How the Kansas City Chiefs got their name

(Hint: Not from a Native American.) Harold Roe Bartle, a non-Indigenous two-term Kansas City mayor, was known in his social circles as ‘Chief’

How did the Kansas City Chiefs get their name? It wasn’t from a Native American, a Native tribe or in fact anything Indigenous. The chiefs got their name from a man who spent much of his adult life appropriating Native American culture.

The man’s name was Harold Roe Bartle. 

Bartle, a non-Native man and former two-term mayor for Kansas City—who had a 25 cigar-a-day habit, and a booming voice—was the founder of the Mic-O-Say in 1925. It was an offshoot of the Boy Scouts organization.

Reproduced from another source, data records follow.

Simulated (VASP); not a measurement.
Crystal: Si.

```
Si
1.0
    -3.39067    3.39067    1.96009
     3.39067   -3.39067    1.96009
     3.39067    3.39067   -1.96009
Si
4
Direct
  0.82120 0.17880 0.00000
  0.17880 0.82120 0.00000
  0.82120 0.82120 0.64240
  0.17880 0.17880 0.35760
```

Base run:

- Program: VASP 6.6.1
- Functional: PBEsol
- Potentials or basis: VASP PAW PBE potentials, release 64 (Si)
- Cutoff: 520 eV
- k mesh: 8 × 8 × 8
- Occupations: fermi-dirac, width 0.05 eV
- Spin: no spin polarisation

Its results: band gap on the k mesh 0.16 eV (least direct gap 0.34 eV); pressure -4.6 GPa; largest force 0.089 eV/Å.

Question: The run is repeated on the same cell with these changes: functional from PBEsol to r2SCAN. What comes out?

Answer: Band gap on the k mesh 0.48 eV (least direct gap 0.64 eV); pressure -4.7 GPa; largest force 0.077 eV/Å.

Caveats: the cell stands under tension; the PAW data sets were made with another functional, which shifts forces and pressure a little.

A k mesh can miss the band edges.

Those familiar with the Boy Scouts, might not realize that the origins of the scouts come from a group known as the Woodcraft Indians, a non-Indigenous youth group dedicated to emulating American Indian culture. The group was created by Ernest Thompson Seton in 1902. 

Three organizations spawned from Seton’s youth group, which are known today as the Order of the Arrow, a secretive honor society connected to the Boy Scouts of America, the tribe of Mic-O-Say, a “tribal Boy Scout organization” that has members across the United States as well as its own types of regalia modeled after Native American culture, and the Koshare’, a Boy Scout troop based in La Junta, Colorado. 

The Koshare’ even has its own museum with non-Indigenous ceremonial dancers. Due to the media exposure in relation to cultural appropriations by the group, and Native American leaders who have expressly advocated against the display of regalia and dance performances by the Koshare’s non-Indigenous performers, photographs are forbidden by the group.

See related story in ICT by Vincent Schilling: The Tribe of Mic-O-Say dance teams regularly perform’ in ‘Native-style regalia

What does this have to do with the Kansas City Chiefs? 

Art Wall KC Chiefs Westport Alehouse. (Wikimedia Commons)
Art Wall KC Chiefs Westport Alehouse. (Wikimedia Commons)

Bartle was also a former Boy Scout leader for a non-Native group called the Cheyenne Council in Casper, Wyoming.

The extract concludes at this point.